European Commission: Open new Turkey-EU chapter

European Commission: Open new Turkey-EU chapter

BERLIN - Anadolu Agency
European Commission: Open new Turkey-EU chapter

European Commission spokeswoman Maja Kocijancic

The European Commission has suggested member states to open a new chapter in Turkey's stalled EU membership talks, a senior diplomatic source told Anadolu Agency on June 12.

The EU's executive body submitted a letter to the European Council on June 12, proposing opening the Economic and Monetary Policy chapter in accession talks, the senior diplomat said, speaking on condition of anonymity.

"We are expecting a decision by the European Council before the summer break," the diplomat claimed.

European Commission spokeswoman Maja Kocijancic confirmed the move late June 12.
"Yes, the European Commission has completed its technical preparations on Chapter 17 (Economic and Monetary Policy chapter) and a Draft Common Position on Chapter 17 was indeed transmitted by the Commission to the Council today," Kocijancic told Anadolu Agency.

If EU member states agree to open the chapter during an upcoming European Council meeting later this month, Economic and Monetary Policy will be the first section to be opened in Turkey's EU membership talks since 2013.

European diplomats expect such a move could help revive Turkey's EU ambitions as well as the country's economic and political reform process.

The EU on June 8 welcomed the results of Turkey's general election, calling the close-to-86-percent voter turnout a "clear sign of the strength of Turkish democracy".

"The coming period offers opportunities for further strengthening of the EU-Turkey relationship and to advance in broadening EU-Turkey cooperation in all fields, for the benefit of all our citizens," EU foreign policy chief Federica Mogherini said.

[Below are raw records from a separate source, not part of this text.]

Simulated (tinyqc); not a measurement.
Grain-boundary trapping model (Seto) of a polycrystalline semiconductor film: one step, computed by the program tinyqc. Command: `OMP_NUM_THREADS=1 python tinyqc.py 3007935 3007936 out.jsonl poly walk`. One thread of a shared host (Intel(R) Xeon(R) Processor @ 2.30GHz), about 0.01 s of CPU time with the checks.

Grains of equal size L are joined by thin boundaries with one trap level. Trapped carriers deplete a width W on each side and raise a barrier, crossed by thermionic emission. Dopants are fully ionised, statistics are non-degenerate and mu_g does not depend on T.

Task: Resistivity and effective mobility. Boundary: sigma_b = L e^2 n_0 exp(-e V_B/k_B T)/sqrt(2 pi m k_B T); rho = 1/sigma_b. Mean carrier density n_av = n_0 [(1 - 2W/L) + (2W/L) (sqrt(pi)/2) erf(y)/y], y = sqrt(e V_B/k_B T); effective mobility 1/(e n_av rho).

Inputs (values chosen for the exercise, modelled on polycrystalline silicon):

As a candidate country since 2005, Turkey has had to successfully conclude negotiations with the EU in 35 policy chapters, which envisage reforms and adoption of European standards before eventual membership.

Certain chapters remain blocked due to the Cyprus impasse and opposition by the governments of Greece and France.

German Chancellor Angela Merkel and her Christian Democrats long opposed full EU membership for Turkey but their coalition partner, the Social Democratic Party, is a supporter of Ankara's bid for inclusion.